Saturday. Play day. It’s an early show, 11:30 am, to take advantage of the theater company’s “Family Series.” Bonty and I arrive at the playhouse at 11 am, only to get our tickets and encounter a man still folding programs. The door won’t open for another 10 minutes or so, they tell us. “What do you think they think about two guys in their twenties going to see Bunnicula?” asks Bonty as we see parents in their mid-30s file past with their kids that are mostly under the age of twelve. “I don’t know,” I say.

We see a sign. Drinks are allowed in the theater, so we step back outside. I go back to the car for the coffee I left. Bonty goes into a smoothie place. There’s a homeless man sitting on an embankment near my car cutting up aluminum soda cans. He has a painted sign that says “Homeless/Would like some food” or something like that. It’s nicely done, in the style of those “Home Sweet Home” signs seen at a great-grandmother’s house.

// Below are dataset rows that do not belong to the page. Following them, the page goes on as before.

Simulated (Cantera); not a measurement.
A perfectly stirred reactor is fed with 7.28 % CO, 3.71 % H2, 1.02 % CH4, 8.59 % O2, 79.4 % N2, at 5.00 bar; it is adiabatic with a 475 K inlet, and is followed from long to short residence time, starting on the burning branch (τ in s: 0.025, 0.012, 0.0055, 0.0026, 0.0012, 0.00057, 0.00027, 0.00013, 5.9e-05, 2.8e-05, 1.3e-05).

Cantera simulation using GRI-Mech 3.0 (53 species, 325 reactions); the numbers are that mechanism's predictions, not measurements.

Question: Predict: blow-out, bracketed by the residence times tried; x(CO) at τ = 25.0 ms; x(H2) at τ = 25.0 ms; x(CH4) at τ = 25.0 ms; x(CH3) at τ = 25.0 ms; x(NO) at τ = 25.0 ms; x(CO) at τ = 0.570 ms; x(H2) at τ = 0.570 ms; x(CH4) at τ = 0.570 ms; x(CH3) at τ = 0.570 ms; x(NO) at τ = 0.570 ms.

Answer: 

The program folder guy says we can go in now. The usher gives us two different options for seats, and we take a second row perch. The stage is a square, and the seats are arranged at a 90-degree angle on two sides of the square. Supposedly it’s a sell-out and the seating is tightly regulated. The kids and parents we saw earlier begin to pile in. Many kids are carrying copies of Bunnicula. One girl, about nine, with brown hair halfway down her back desperately saves a seat for “Ms. Handler.” Other conversation focuses on how the animals will be portrayed. We wonder the same. Maybe a ventriloquist. A boy with surfer-flowing hair in the same group as Ms. Handler’s seat-saver counts the number of audience members. “49 people,” says the surfer boy. We scrunch up so a baby boomer woman with a long skirt and a bag labeled “Zen Popcorn” can get by us.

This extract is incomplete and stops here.